A host of measures taken by the Securities and Exchange Board of India (Sebi) to enhance the safety of debt mutual funds are likely to drag down the returns from these schemes, say mutual fund advisors. According to these advisors, debt mutual fund managers are likely to try hard to avoid unnecessary risk and the flight to safety might result in lower returns from debt mutual funds.
The market watchdog has come up with a slew of measures after the debt mutual fund universe was hit by a series of defaults and downgrades, starting with IL&FS fiasco. Earlier, Sebi made early redemptions from liquid funds more expensive with a graded exit load structure. The watchdog also defined some norms for debt mutual funds’ lending against shares to make the schemes safer for investors. Sebi also made disclosures stricter for promoters’ share pledges. In the most recent circular, Sebi directed the mutual fund houses to inform valuation agencies and credit rating agencies about any changes in terms of investments in their debt or money market funds.
Puneet Oberoi, Founder, Excellent Investment Advisors, says Sebi wants to ensure that no debt mutual fund category other than credit risk funds takes unnecessary risk. “But this can lead to lower returns and lower inflow into the debt mutual fund schemes. Investors will have to choose one among safety and extra returns in the coming time,” he says.
“Most of the AMCs -big and small, excluding a few like Franklin Templeton – have their portfolios full of just AAA-rated papers and securities. They are taking zero bets on even AA-rated papers. A fund manager’s job is to manage schemes, not to just sit in the highest rated ones. How will you make money in the scheme if you don’t take calls and keep buying expensive securities,” asks a mutual fund advisor, who does not want to be named.
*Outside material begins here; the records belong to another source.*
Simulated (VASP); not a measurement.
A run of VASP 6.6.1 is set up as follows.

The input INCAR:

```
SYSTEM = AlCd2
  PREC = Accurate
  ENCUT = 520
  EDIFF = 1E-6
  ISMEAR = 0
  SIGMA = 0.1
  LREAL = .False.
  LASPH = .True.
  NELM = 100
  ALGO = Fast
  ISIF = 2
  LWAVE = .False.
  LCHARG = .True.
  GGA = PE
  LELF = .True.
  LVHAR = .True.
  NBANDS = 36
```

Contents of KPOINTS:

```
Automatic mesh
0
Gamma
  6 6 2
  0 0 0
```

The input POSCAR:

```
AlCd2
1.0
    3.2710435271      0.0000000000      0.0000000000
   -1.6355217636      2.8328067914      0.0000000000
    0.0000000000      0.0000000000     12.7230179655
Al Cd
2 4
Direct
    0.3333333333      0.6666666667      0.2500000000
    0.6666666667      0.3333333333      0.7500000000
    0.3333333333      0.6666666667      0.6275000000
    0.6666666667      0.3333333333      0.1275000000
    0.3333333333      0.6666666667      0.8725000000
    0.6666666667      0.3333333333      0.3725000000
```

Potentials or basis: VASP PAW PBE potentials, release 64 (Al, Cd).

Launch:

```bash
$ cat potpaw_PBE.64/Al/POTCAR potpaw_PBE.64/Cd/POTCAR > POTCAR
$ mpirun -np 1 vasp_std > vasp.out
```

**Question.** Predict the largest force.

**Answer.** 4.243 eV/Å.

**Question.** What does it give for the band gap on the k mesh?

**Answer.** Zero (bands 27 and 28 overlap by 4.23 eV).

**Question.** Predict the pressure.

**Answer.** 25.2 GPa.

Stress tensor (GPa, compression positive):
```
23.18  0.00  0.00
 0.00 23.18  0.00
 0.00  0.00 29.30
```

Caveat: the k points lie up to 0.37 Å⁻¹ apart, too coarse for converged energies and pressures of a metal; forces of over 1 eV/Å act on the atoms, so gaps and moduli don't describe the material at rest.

“Most short-term schemes are not making money. Yields are low and fund houses don’t want to take risk. I think we are staring at a time when debt mutual funds will be safer, but will not make extra returns,” says Chokkalingam Palaniappan, Founder, Prakala Wealth Management, a Chennai-based wealth management firm.
Chokkalingam says mutual funds are in a good position at this point of time because the past one-year data is in their favour.
“Investors generally bet on after looking at the past performance. We will have to see how these schemes fare with a portfolio of just AAA-rated securities. There is competition from RBI bonds, Senior Citizens Saving Schemes, Sukanya Samridhi Yojna. Bank FDs which are giving around 7% rate of interest these days, ironically they bet on lower-rated papers,” adds Chokkalingam.
|Debt fund category||1-year return (in %)|
|Medium to Long Duration||8.77|
|Ultra Short Duration||6.98|
|Banking and PSU||10.73|
Puneet Oberoi says the intense Sebi scruitny has resulted in the AMCs started becoming cautious about the risk they take in debt mutual funds. “Post the IL&FS default, the way debt funds are managed has changed drastically,” says Oberoi, who adds that this has been prompted by the reaction of mutual fund investors advisors after the recent debacles faced by many debt mutual fund schemes.
“Mutual fund advisors like us asked investors to not to bet on schemes that are run with extra risk and investors followed our advice. Now, we are seeing that many mutual fund houses are building their portfolios with the safest papers. So, there is no place for an investor who wants to take extra risk to earn extra returns,” says Oberoi.